The Aimpoint T2 is no weak optic. It will absorb that rough and violent recoil for thousands and thousands of rounds. It eats it up, and the Aimpoint T2 just won’t tap out. This rugged optic and its enclosed emitter resist water, dust, snow, mud, or whatever else the world tosses at it without failure. 

The reticle is a two MOA dot that’s crisp, bright, and easy to see. The T2 lasts for 50K hours with 1 CR2032 battery. That’s a ton of juice and time from one little battery. The optic is very small and very light. It’s simple, and simple isn’t bad. Shotguns are simple, and the Aimpoint T2 pairs well with a defensive or hunting shotgun. 
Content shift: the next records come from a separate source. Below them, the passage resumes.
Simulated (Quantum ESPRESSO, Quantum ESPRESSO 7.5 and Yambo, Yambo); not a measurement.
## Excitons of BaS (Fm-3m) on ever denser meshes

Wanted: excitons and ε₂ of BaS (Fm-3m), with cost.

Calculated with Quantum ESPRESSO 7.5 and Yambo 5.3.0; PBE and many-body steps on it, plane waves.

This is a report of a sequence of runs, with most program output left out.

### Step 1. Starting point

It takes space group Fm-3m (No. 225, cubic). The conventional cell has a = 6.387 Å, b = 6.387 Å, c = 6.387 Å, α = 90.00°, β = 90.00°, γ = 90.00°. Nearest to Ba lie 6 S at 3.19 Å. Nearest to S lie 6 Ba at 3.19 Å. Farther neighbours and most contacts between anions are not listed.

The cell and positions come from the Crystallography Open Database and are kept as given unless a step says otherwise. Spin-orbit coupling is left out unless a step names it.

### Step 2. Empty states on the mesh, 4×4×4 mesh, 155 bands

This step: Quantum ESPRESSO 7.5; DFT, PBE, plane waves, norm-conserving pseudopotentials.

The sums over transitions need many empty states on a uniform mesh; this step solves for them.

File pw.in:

My main complaint would be the small reticle. While it’s fine on a rifle, I would love to see a four or six MOA reticle option for shotgunners. Other than that, this is one of the best red dots on the market, period. It’s the choice of numerous Special Operations units for a reason. Aimpoint gave us the modern red dot and continues to innovate and produce versatile options for all weapons. 

Aimpoint T2 Pros and Cons

  • Ultra Well Made
  • Super Clear
  • Tons of Mounts available
  • Expensive

Steiner MRS Review

Steiner MRS

  • Reticle 3 MOA Dot
  • Weight (oz) 2.5
  • Length (in) 1.89
  • Height (in) 1.9
  • Width (in) 1.8
  • Footprint Docter/Noblex

The Steiner MRS occupies an odd spot in the world of optics. It’s small enough to be a pistol-sized red dot in most dimensions, buts it’s made for long guns. The Steiner MRS comes with an integral Picatinny mount to make tossing it on your shotgun easy. The Steiner MRS places the battery on the right side for easy swapping out the battery without needing to dismount. 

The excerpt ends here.